There's nuance to this; the deletes / overwrites are accomplished by bulk wiping...

slaymaker1907 · on June 11, 2021

Just to add to the explanation, SSDs are able to do this because they have a layer of indirection akin to virtual memory. This means that what your OS thinks is byte 800000 of the SSD may change it's actual physical location on the SSD over time even in the absence of writes or reads to said location.

This is a very important property of SSDs and is a large reason why log structured storage is so popular in recent times. The SSD is very fast at appends, but changing data is much slower.

hinkley · on June 11, 2021

> The SSD is very fast at appends, but changing data is much slower.

No, it's worse than that. The fact that it's an overly subtle distinction is the problem.

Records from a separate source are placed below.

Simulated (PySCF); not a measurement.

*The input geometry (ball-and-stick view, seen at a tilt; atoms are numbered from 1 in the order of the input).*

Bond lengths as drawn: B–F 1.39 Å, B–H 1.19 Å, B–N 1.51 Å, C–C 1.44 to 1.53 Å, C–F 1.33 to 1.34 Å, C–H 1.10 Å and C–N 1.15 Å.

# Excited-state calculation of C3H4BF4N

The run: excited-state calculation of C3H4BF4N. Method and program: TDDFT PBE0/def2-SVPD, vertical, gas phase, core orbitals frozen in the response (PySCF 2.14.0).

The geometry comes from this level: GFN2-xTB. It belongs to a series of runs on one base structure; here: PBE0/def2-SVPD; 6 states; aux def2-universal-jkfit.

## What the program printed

SSDs are fast while write traffic is light. From an operational standpoint, the drive is lying to you about its performance. Unless you are routinely stress testing your system to failure, you may have a very inaccurate picture of how your system performs under load, meaning you have done your capacity planning incorrectly, and you will be caught out with a production issue.

Ultimately it's the same sentiment as people who don't like the worst-case VACUUM behavior of Postgres - best-effort algorithms in your system of record make some people very cranky. They'd rather have higher latency with a smaller error range, because at least they can see the problem.

hawski · on June 11, 2021

Are there write-once SSDs? They would have a tremendous capacity. Probably good for long term backups or archiving. Also possibly with a log structured filesystem only.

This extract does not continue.